The included scripts (one is for testing creating overflows) generate typical overflows and venting lines in Salome. The function create_overflow creates an overflow with a connector attached to it. The connector is just a straight extruded trapezoid with a draft angle, of course its dimensions may be altered. Tool designers want the metal flow inside the overflow as bad a possible, meaning metal entering the overflow via the connector should not pass directly to the exit of the overflow (the exit of the overflow is the position of venting line), because it would prematurely close the venting line. This way, venting of the tool is very ineffective, thus we want the metal to enter the overflow in such a way it directly 'crashes' into a wall of the overflow. This is what the offset is for, here called of_offset. Running test_overflow.py in Salome illustrates the use of create_overflow() and how of_offset is used. Seven different overflows are created, they look like this (for the image below, they were translated to -Y to separate them from the origin):
For the blue overflow of1_offset1 = [-1, 0, 0], it is centered behind its connector the second of1_offset[1] = 0. Nevertheless, of1_offset1[0] = -1, it means there is an overlap of 1mm. Because the overflow must have a draft angle, you should always use an overlap. Due to the coordinate system used, the overlap must be entered as a negative number (if we had reversed the sign, this might confuse the user). The second number in of1_offset is = 0, which makes a centered overflow. Similarly, the purple overflow features of1_offset1 = [-1, -2, 0] with the same overlap but an overflow shifted to the right. The red overflow shows an erroneous input, here of1_offset1 = [-1, 10, 0], the lateral shift of the overflow exceeds its dimensions. Naturally, this is an unusable result, thus the shell will show a "[ValueError] of_offset in y is too large! It can't be larger than 3.5". The maximum offset possible is also printed to the shell. The green and the yellow show lateral offsets with this maximum value of +-3.5mm. The last example in this script shows an overlap < 0. This, again, will print an error "[ValueError] con_overlap cannot be smaller than 0." to the shell. However, we do not want to raise a ValueError, because it would interrupt the script.
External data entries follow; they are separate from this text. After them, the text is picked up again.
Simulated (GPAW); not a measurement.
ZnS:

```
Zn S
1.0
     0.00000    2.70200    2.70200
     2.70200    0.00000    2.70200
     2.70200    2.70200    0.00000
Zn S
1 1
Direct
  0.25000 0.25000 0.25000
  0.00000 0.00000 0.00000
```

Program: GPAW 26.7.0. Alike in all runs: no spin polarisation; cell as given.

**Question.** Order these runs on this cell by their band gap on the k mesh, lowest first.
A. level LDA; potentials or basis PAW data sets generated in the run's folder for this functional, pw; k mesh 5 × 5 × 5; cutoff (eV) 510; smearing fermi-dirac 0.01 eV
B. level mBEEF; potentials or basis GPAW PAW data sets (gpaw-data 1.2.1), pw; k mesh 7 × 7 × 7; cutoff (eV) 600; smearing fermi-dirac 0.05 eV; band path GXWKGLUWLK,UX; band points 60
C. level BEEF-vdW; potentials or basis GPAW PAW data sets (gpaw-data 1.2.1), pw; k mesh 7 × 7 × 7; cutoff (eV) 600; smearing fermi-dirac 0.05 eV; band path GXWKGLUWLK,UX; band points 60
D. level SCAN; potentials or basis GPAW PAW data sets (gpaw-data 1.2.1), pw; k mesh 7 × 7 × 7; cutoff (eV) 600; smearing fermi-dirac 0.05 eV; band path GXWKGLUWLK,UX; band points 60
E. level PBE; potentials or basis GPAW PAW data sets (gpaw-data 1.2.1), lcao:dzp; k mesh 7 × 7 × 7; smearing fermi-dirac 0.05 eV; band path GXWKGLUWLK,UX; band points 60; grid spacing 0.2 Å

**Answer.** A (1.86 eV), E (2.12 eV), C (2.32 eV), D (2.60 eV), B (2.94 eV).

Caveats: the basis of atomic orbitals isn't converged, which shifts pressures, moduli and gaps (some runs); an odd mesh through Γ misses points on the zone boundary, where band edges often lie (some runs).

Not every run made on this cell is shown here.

The second script automated_creation_overflows_and_venting_lines.py creates a full example of how a complete shot with direct gating may look like in Thixomolding. The DUMMY_PART is just a rectangular plate with a thickness of 2.5mm. A simple function create_nozzle_exit creates the typical nozzle exit used in Thixomolding, here it directly connects to the part. This is called 'direct gating', in metal casting, this is only possible in Thixomolding (impossible in die-casting). In this script, create_overflow() is also used. The third function used in this script is create_venting_line(). Typically, venting lines are very simple, they are not designed for optimal air flow, because it is very difficult and if air remains in the part, other measures are taken in casting (a simple measure against excess air would be, for example, to increase a venting cross section or add an additional venting line). Venting lines are just extruded trapezoids with roundes top edges. This script also adds 'connectors', here they are frustums with the same cross section as the venting line they belong to. The created complete shot with dummy part is depicted below:
The generated bodies are limited in tolerance to 1E-3, otherwise Salome does not allow for basic boolean functions like fusing etc. It is very picky about that. Real tools can be quite complicated with slanted parts, slanted overflow and venting lines and weird parting lines. However, the shared scripts are very easy to use, especially for flat parts and overflows and vents in the XY-plane. In complicated cases, the shared functions might not be super-useful, but can give a first sketch or estimate. Use at your own risk.